As Batman takes responsibility for the death of five men to save Dent’s spotless reputation, the moral of the story is that sometimes people deserve not to know the truth so that they can maintain hope: hope, that a system whose fundamental wealth production / distribution mechanisms never go unchallenged, will one day bring them a better future…

‘The Dark Knight’ is a Warner Brothers Picture.

Surely she means "that a system whose fundamental wealth production / distribution mechanisms remain unchallenged", though.

Monday, April 13, 2009

Calling bullshit libertarianism

Will Wilkinson points out that libertarianism can quickly become an excuse for defending the status quo. Bashing your foes is easy, but I'm always impressed with folks who're prepared to shine a light on the ideological blind spots within their own movements.

Friday, April 10, 2009

Everyone's a super-hero...

One of the interesting things about the financial crisis is that it functions as a sort of economic Rorschach blot: everyone thinks that this proves that they were right all along, that everyone should now listen to them, and that we will all then be delivered to their particular version of the promised land.

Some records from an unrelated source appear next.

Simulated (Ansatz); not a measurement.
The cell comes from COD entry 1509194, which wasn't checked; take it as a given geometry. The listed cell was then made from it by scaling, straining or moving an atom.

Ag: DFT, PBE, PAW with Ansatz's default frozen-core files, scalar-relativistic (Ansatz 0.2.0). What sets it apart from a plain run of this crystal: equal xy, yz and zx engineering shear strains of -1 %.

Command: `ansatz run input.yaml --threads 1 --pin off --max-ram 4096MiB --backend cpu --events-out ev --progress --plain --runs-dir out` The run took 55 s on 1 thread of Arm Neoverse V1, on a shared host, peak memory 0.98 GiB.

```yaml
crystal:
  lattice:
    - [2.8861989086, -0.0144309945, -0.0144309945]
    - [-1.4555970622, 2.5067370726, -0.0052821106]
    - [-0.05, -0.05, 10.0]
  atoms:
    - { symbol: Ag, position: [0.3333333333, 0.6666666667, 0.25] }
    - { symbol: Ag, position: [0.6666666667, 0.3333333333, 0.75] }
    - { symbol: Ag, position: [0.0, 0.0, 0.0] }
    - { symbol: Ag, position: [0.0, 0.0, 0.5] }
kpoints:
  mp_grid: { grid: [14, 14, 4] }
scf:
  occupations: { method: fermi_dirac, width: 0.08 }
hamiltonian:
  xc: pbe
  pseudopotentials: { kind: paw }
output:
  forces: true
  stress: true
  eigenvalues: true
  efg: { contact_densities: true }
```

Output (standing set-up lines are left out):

So for example, democratic socialists think that this is an example of what happens if you have too much deregulation, and that now we'll regulate properly and get capitalism back on the leash, serving the public where it belongs. Libertarians take exactly the opposite view, and think that banks got too big and too risky because of too much government involvement, and if everyone would only listen to them, we'd have a free world of small-business-owning Rand-bots.

Nicholas Nassim Taleb has an opinion piece in the FT about how this proves everyone should have been reading his books, and that we should get rid of all those so-called experts:

The economics establishment (universities, regulators, central bankers, government officials, various organisations staffed with economists) lost its legitimacy with the failure of the system. It is irresponsible and foolish to put our trust in the ability of such experts to get us out of this mess. Instead, find the smart people whose hands are clean.
[By which I assume he means him.]

Similarly, Simon Johnson of the IMF thinks the problem is that America's bankers won't let the IMF have their way, whilst Dani Rodrik thinks that this is a vindication for the idea of moving away from big institutions like the IMF and letting national governments have more say over their own finances.

What with all these folks getting stuck in, I was thinking I'd have a go myself. Until recently I was actually working on a way to blame this all on Jade Goody. I was hazy on the details - something to do with the credit crunch being a result of our sense of entitlement to stuff we've done nothing obvious to deserve. Guess it's back to the drawing board...

Thursday, April 09, 2009

Nokia to the rescue

Robert Reiner says that even though we're having a civil liberties meltdown and police are beating folks down in the street, at least we've got cameras to hold them accountable with. He even throws a bit of Foucault in so that we know he's dead brainy:

Against the main Orwellian narrative, however, there are two counter-trends, encapsulated in the Tomlinson case. The Independent Police Complaints Commission now has the power to investigate serious cases such as this one. Perhaps even more significantly, the spread of video and other recording equipment has created an informal means of opening police malpractice to public scrutiny. New surveillance technology has prompted fears of the realisation of the Benthamite dream/Foucauldian nightmare of the ever-seeing Panopticon policing the population. But the spread of video and digital cameras provides a small counter-trend, the recording of official wrongdoing by citizens, dubbed "Synopticon" by the Norwegian radical criminologist Thomas Mathiesen.

As we see the bitter fruits of the neo-liberal consensus signified by New Labour's acceptance of Thatcherite economics, and we face several likely summers and winters of discontent, the police will become increasingly embroiled in controversial political and social control tactics. Synopticon offers a fragile check on Panopticon.

Trouble is, he's a bit behind the times on the civil liberties meltdown - pointing cameras at police is illegal, Rob. At least it is if it's "likely to be useful to a person committing or preparing an act of terrorism". Which I have no doubt the police will interpret really narrowly when deciding whether or not to rip cameras with incriminating evidence off people.

Update: Since Alan refuses to post anything here, I've taken to nicking stuff off his facebook page: the Department of Transport had CCTV shut down in the City of London over the G20 protests. Which was helpful, no?

Tuesday, April 07, 2009

We can't ignore this

I am slightly lost for words as I write this, I find it difficult to believe that this footage is actually something that happened in the UK. In broad daylight.

It looks very much as though the Police may have been responsible for this man's death and then lied about it afterwards.

Ian Tomlinson was, as we understand, not a protester. He was just walking home from work. From this footage, it appears that he was just minding his own business. Today's story from the Guardian website is here and it looks like there will be more tomorrow.